HowJoyful bear

today my daughter Isabella’s kindergarten class is having a “pajama and teddy bear” day to celebrate the invention of the teddy bear (it’s a fun read if you don’t know the history). yup. that’s how they roll in kindergarten… jealous much? surprisingly, we don’t have all that many teddy bears around the house, and none that she was particularly attached to. so natch, my first thought was hey, bet i can find a pattern to make one… and i quickly came upon a pattern and tutorial by HowJoyful and fell head over heels for it’s adorableness.

photo 3

i printed the pattern and scoured my minkey dot and flannel scraps and started cutting. i thought the pieces seemed a little big, but somehow in the tutorial it looks like a small-ish toy so i didn’t think much of it. skip to the end of the story and you’ll find out that this is a 16″ bear.

photo 1

the pattern directions start with a warning: this is not an easy project. if you’ve never constructed a stuffed animal before, try a simpler pattern first. pffffftt… thought i, can’t be that hard. i know how to sew curves. and while i managed to make the whole thing in an afternoon, i definitely concur with the difficulty! despite that, this was the most fun thing i’ve made in a long time so if you’re wanting to make this little big guy up, here’s some advice:

  • keep those pattern pieces handy, and make sure the cut fabric is labeled (i kept the pattern piece pinned to the fabric pieces until i needed them). all the corners are labeled with letters to match up seams and you will definitely need to go back and refer to pieces as you go along.
  • there are places where you should stop sewing at the SA line, not the end of the pattern piece, so keep an eye on a picture of the finished bear to see if there is a join you should know about.
  • the SA are not included on the pattern, so it’s probably best to trace the pieces onto the fabric, then eyeball the 1/4″ SA as you cut them out.
  • if you want a smaller bear, scale down the pattern a little. however, a larger bear is much easier to sew for a beginner than a small one, unless you’re keen on hand sewing.
  • not mentioned in the pattern: stuff the nose and close off the back so you can form the mouth and nose. i ended up cutting a 4″ diameter circle and whip stitching it around the nose/mouth area. this is probably something toy-makers know, but i nearly didn’t catch it.
  • the directions have you sew up the head/body join last, stuff, and hand stitch it closed. next time i’ll leave a different opening for stuffing (either part of the back or the seat). the neck is not only a difficult place to hand sew closed, but it also takes considerable abuse when yanked around by a kid.

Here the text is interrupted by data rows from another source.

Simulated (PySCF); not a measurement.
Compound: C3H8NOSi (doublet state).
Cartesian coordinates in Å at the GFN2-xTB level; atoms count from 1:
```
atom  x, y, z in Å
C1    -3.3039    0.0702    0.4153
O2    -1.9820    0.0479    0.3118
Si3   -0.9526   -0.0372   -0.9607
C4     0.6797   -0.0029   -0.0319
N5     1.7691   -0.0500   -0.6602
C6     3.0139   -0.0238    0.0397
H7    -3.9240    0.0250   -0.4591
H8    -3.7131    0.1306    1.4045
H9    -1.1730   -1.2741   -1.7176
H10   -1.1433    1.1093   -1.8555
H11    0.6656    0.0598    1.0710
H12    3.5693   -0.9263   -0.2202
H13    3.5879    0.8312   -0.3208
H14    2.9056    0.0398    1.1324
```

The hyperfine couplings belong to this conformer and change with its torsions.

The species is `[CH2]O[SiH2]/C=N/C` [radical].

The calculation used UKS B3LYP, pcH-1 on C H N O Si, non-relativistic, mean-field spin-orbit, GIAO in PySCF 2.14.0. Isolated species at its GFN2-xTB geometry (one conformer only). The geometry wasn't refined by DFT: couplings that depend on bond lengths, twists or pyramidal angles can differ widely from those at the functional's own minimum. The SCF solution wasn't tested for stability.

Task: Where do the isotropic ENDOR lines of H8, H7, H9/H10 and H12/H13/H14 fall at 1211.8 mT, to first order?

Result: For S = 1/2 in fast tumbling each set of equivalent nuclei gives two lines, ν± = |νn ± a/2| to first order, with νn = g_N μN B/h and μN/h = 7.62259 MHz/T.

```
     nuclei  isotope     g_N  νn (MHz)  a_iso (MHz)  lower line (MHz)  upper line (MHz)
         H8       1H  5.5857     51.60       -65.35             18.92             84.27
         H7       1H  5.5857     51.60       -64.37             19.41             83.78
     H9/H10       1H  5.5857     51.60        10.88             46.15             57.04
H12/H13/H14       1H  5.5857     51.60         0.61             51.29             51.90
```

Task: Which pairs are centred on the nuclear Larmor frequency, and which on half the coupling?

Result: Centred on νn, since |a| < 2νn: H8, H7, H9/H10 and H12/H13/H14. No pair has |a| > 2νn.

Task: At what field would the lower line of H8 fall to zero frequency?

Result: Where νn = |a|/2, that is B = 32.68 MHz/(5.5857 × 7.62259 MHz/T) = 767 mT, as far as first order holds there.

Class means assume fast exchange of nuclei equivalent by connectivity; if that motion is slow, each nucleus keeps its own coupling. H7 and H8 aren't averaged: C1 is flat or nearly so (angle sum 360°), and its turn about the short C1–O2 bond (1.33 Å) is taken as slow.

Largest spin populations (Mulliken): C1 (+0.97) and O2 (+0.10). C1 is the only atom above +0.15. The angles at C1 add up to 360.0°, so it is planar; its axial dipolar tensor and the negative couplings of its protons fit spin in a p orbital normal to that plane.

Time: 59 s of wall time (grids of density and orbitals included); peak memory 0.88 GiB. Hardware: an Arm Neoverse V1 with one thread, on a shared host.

there was definitely some head scratching along the way. the tutorial and accompanying photos don’t necessarily follow each other in order, so you have to jump around a bit. despite that i somehow managed to create this super cute teddy bear!

photo 4

subsequent makes will definitely go smoother (and judging by the jealousy coming from her three siblings there will be more teddy bears), and all in all it’s a pretty quick thing to make. there are a lot of pieces, but you can really pluck along at a good pace. and hey, that one holiday that shall not be named is just around the corner, so go make a teddy bear. it’s FUN!

—lisa g.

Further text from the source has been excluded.